Perhaps we could imagine other nuances in the meaning of good as applied to humans as God created them, but Smith’s discussion of sin may clarify for you why I am confused. “Then whence sin? The Reformed confessions are unanimous in emphasizing that sin befalls a good creation — it is an irruption in the order of a good creation. Sin is not ‘natural’ or some natural outgrowth of creation” (p. 53).
I understand the claim that a good God did not create humans such that they had to sin. Christians do not believe that a good God created morally-bad humans. So yes, in this sense, “sin is not ‘natural’ ” (p. 53): God did not include sin as such as an ingredient in the nature that he gave to humans. But is it also true that “sin is not … some natural outgrowth of creation” (emphasis mine)?
This is precisely where Smith’s lack of attention to free will confuses me. (It also befuddles a philosopher-colleague of mine who read the essay.) I grant that God did not create sin within humans, but he did, on all accounts (biblical and confessional), give humans free will to choose sin. In this sense, is it not true that sin is “some natural outgrowth of creation”? If free will is natural to humans, and if it was originally the case that humans could use their freedom to sin, then how can we say that sin is not a natural outgrowth of creation? Does sin not grow out of the free natures that humans were given?
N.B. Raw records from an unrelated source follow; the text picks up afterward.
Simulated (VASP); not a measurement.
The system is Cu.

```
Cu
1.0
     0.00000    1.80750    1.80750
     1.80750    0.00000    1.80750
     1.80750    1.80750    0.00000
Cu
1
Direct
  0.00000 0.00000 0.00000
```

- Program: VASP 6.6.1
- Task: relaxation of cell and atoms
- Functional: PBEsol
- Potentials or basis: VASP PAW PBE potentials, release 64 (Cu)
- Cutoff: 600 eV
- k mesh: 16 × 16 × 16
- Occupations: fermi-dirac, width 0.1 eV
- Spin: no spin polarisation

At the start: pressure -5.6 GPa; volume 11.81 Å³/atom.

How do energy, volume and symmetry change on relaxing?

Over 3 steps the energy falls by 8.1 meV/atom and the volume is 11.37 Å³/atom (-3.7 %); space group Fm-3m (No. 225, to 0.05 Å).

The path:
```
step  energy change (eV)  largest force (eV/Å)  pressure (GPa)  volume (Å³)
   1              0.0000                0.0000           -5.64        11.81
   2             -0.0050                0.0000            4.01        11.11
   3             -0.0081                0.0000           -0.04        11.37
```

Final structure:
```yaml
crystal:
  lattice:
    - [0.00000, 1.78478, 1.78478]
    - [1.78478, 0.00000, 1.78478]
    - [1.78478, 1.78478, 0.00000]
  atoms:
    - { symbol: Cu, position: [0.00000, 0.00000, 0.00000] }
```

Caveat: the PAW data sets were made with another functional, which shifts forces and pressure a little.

My response here is not an effort to find fault with God for giving humans free will. Nor am I faulting God for the human choice to sin. I believe that free will is from God, and that it is good. Nonetheless, if the human ability to choose was good, then it seems to me that the human capacity to sin was part and parcel of God’s good creation. In other words, part of what it means for humans to be “good” is that they had the capacity to do good or evil, to choose or reject God.
Now, to be fair to Smith, much of his essay presents the views of entire Christian traditions (Augustinian and Reformed), and so some of my confusions may have more to do with those traditions than with Smith’s own views. Even so, Smith himself works so hard to avoid “inscribing brokenness into the fabric of creation” (p. 63) that his relative silence on free will is rather deafening to me. Again, if free will is an intrinsic feature to God’s good creation, including God’s good humans, then the potential for brokenness is in fact inscribed in the fabric of creation.
So What’s Wrong with Us?
My confusions notwithstanding, I am grateful for Smith’s essay, and I think Christians will be well served by interacting thoughtfully with it. In fact, I have already been well served by it: the essay prompted me to dust off previous studies of Augustine and other Christians who have written influentially about the Fall. These renewed studies will surface in the next posts in this series.
For now, let’s return to our original question: What’s wrong with us? Christian doctrines of the Fall all more or less answer that we humans are born into a world that has a lengthy history of people doing bad things, with consequences that ripple well beyond the perpetrators, and outlive them as well, influencing more people than ever can be fully anticipated and calculated. The Fall is one way in which Christians assert that this human condition was not the only option available to us. God gave humans options.
What is more, once certain choices have been made and certain actions taken, the effects alter the character of human life (and the world) significantly enough that we can never go back to an earlier time when the better options were less cluttered by the tangled web of human actions and reactions. All of our choices take place in our cluttered setting. Rather than despair, though, I think the doctrine of the Fall can help us take both the impact and the limitations of our actions more realistically. Perhaps in its own way, the Fall can help us be better humans, and maybe think more carefully before we act.